This morning I helped a CPA tell his clients about the State of California’s effort to collect use tax payments. The concept is straight-forward, but the language used by the government is either straight out of Marketing 101 or George Orwell’s 1984.
Here’s the problem for cash-strapped California. When you buy goods “tax free” from out-of-state stores like the Internet’s Amazon.com, you are required to pay the sales tax (called a “use tax”) to California. The State thinks that most people and companies ignore this rule and fail to pay what they should.
According to legislation effective 2010, businesses are supposed to file a report annually online declaring what they owe and pay it. Individuals are supposed to declare and pay their use tax amount when they file their state income tax form.
Since the state is desperate for money, the Franchise Tax Board is sounding pretty shrill over the filing requirements. All of this is understandable and meets my expectation of what government are supposed to do.

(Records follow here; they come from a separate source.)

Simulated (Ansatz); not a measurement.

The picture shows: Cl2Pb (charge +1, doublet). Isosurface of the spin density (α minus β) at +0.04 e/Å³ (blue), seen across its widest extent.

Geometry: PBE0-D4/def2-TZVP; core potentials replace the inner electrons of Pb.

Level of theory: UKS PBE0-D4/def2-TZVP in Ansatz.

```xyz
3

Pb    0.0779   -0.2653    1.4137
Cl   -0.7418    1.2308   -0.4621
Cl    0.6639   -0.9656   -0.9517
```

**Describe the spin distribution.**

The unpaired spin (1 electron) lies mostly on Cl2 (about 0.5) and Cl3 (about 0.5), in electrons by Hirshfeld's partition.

But , two parts of the program twist the English language too much:
- The state requires businesses that gross over $100,000 annually to file a report online unless they already have a sale tax certificate. The business who the state is now forcing to file extra reports are called by the state, “Qualified Purchasers”.Really? “Qualified Purchaser” means I have to file more tax forms?
How do I get disqualified?
- The legislation that established this extra reporting burden on small/medium-size businesses was called, wait for it…, “The Internet Tax Freedom Act”.(See the letter to tax professionals from the state.)
If words are to have meaning, the legislator and the Franchise Tax Board need to be sent back to remedial summer school. Oops! I forgot. There’s no money anymore to teach language skills.